• Trolleys are for Supermarkets

    I had a lovely morning today conducting a funeral service. Oh, I know lots of people don’t get that this can be satisfying but to me I can’t really think of a more lovely way of spending a morning than committing someone who has died at a great age into the love of God. The fact that the person who had died had in large part lived to make the world more beautiful only made it more lovely.

    I was struck by a brief conversation with the undertaker before the service went in. This wasn’t a busy funeral – the person who had died had outlived most of those who might once have come to celebrate her life. As the coffin was being taken out of the hearse, I was surprised to see three members of the undertaker’s staff join him in lifting the coffin onto their shoulders.

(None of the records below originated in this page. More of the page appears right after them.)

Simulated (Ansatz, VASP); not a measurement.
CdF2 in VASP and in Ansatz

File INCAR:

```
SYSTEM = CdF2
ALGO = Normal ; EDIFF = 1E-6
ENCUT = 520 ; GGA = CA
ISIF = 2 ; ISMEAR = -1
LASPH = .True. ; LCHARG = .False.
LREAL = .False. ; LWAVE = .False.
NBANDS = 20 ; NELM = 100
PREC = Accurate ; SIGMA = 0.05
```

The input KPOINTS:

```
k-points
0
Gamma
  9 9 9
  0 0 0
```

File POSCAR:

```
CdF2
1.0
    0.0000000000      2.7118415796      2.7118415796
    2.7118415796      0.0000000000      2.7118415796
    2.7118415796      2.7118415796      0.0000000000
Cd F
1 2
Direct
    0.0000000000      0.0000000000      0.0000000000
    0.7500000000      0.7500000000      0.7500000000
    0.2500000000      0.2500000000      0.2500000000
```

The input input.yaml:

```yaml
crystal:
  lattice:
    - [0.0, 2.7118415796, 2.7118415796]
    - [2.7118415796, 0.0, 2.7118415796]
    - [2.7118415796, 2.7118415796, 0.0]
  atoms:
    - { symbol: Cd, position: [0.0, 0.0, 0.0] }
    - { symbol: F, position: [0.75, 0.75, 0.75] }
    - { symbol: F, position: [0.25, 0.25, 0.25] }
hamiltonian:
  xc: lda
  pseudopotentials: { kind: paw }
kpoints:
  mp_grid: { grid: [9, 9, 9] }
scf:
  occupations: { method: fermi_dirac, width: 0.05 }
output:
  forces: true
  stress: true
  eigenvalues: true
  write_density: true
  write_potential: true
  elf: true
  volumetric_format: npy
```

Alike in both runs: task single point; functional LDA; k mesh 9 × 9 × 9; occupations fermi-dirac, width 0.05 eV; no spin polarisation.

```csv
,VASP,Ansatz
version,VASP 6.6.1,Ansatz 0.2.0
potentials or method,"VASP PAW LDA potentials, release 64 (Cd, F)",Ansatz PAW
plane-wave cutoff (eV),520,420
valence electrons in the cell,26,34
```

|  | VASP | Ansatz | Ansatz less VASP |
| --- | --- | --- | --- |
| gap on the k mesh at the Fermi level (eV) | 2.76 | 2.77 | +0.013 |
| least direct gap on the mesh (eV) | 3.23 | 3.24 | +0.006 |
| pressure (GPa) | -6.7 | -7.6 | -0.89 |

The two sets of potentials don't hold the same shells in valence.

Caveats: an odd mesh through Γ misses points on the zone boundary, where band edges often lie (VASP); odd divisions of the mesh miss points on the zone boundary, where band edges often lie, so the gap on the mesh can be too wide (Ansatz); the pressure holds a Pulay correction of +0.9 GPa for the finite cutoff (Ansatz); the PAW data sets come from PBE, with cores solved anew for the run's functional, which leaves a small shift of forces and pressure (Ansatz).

    “Oh, you don’t use a trolley?” I asked in surprise.

    The answer that I got was wonderful –

    “No, Mr Holdsworth, trolleys are for supermarkets, we always carry the coffin in”.

    I cannot tell you how pleased I was to hear this.

    So many funerals seem to involve a squeaky and undignified trolley. I even have to insist sometimes that the coffin is lifted onto proper tressels during the funeral itself. There’s many a person in the funeral business who would leave a coffin on the trolley throughout.

    Am I alone in thinking that there’s not much dignity in a coffin on wheels?

    I know there will be exceptions where a trolley is necessary and I guess that, in an industry that has seen costs soaring, it is going to cost more if one has to pay the pallbearers but I do prefer a coffin to be carried into church rather than pushed.

    At some crematoria where I’ve officiated the presumption is so much in favour of wheels that a kind of roll-on, roll-off trolley has become an integral part of the proceedings.

    We don’t talk that much about death, though there are some valiant attempts to get us to do so. There’s the death café movement that gathers people to talk about death and I seem to remember an initiative in the Church of England called Grave Talk which was an attempt to build up a conversation.

    I know that any undertakers will arrange for pallbearers to carry a coffin in properly if you ask them. That’s what undertakers do – they undertake to make the arrangements for you. I’m someone who mourns the transformation of undertakers into “funeral directors” – the very term seems to imply that the business knows better than either the celebrant who has probably got a bit of experience on how to do things properly, the relatives (who may, if they are feeling particular grief may well feel better for being involved in the funeral planning and service) and indeed the wishes of the person who has died if they did  the sensible thing and left instructions.

    The joy today was finding a company which just don’t normally use a trolley as policy. It is a small thing but an important one.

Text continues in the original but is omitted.